On September 8, 2009 Captain William Swenson and his unit were engaged in a fierce seven hour battle with Taliban rebels in the Ganjgal Valley near the Pakistan boarder. On several occasions during the firefight, Swenson braved intense enemy fire to pull his wounded and dying men from the battlefield to safety.
One of the greatest symbols of his leadership style was captured by a helmet-cam and later posted to YouTube. After loading one of his mortally wounded men onto a medevac helicopter, Swenson is seen leaning over and kissing the soldier on the forehead before returning to the battle. Later in an interview, the Captain said he wanted to convey with that gesture that he was proud of his soldier for fighting so valiantly, that his work for the day was over and it was time to leave the battle. He went on to talk about his responsibility to his soldiers and his love and pride for those under his command. For his leadership and bravery that day, Capt. Swenson was awarded the Congressional Medal of Honor.
When I saw this I was overcome by the compassion he showed for the people he was responsible for. I began to ask myself, why don’t we see this type of leadership and level of caring in business? In the last decade there’s been much talk about servant leadership. I’ve always found the term to be redundant. I was taught, and as Capt. Swenson demonstrated that day, that real authentic leadership has always been of a servant nature.
It makes me wonder, and you should too, where did we get off track in business? Why is it that the expressions of sincere servant-hood are so absent from many work environments? One answer may lie in the reward systems. In the military awards are given out to individuals who often sacrifice themselves for the good of those they’re responsible for. To the contrary, in business, awards (bonuses, promotions, salaries, etc.) are often given out to those who’ve achieved a lot for themselves, sometimes at the expense of those they’re responsible for. Perhaps we’ve got it upside down. It explains to some extent why books and programs on servant leadership are all the rage. It’s because the standard has become the exception.

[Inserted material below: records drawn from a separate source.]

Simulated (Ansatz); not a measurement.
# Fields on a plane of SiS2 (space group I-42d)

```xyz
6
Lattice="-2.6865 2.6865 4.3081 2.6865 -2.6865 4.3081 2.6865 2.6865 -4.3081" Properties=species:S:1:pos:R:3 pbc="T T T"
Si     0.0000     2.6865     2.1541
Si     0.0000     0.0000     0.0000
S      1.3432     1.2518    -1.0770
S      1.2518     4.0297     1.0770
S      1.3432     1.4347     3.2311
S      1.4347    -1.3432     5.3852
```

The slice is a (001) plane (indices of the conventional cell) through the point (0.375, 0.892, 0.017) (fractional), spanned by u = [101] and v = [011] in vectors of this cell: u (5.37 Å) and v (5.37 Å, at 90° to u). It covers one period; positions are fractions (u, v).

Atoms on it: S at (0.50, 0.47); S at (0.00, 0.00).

Another reason we don’t see enough of truly compassionate, authentic leadership may be rooted in the business culture. Why is it that soldiers will willingly face life and death situations for their leader but you can’t get an employee to complete a report by Monday? It’s not that they love war. It’s that they love their leader and they love their leader because they know their leader loves them first. So how is that communicated? It’s not done with words. It’s done through a commitment of training and preparation ensuring the greatest opportunity for success. It’s done through heat of the battle examples. It’s the officer voluntarily putting himself in harm’s way to protect those he’s charged to look out for. How long has it been since you witnessed that in business? This relationship is no different than raising a family.
The Navy Seals have a code they live by – “Leave no man behind.” Implied in it is the message that there is no more important person than the one next to you and that every member will sacrifice themselves if necessary to protect and stand by their teammates. It’s rooted in a fierce loyalty and love for one another.
A number of years ago I worked at a company where I had a coworker whose wife was gravely ill. Her condition meant he was going to be off work for quite some time to provide care, much longer than he had vacation benefits accrued. Without any mention or request, employees started offering their vacation to their coworker. Why did they do that? Why was it given up as a gift, compassionately and without a hint of obligation? It’s wasn’t something in the water. It was though, something in the culture. I believe those employees were only acting naturally. They did so because they knew how their coworkers and their company cared about them. They were serving just as they had been served.
If you think business has no place for genuine, compassionate leadership, tell that to a tender warrior like Capt. Swenson. Guard your team. Protect them. Defend them. Love them and if necessary, be willing to sacrifice yourself for them. If you don’t watch out for them, there may be no one left to watch out for you. If you’re truly a servant leader then you must be the first to give and the last to receive. When the team sees the sacrificial love of their leader they will give the same back to their leader and to each other.
What we don’t need today is another leadership program with new slogans, exhortations or clever models. What we do need is a leadership renaissance – one which calls us back to the principles of authentic and original leadership rooted in the basic human needs of every individual. One like that lived out by Capt. Swenson for all to see that day in September 2009 in the door of a medevac helicopter.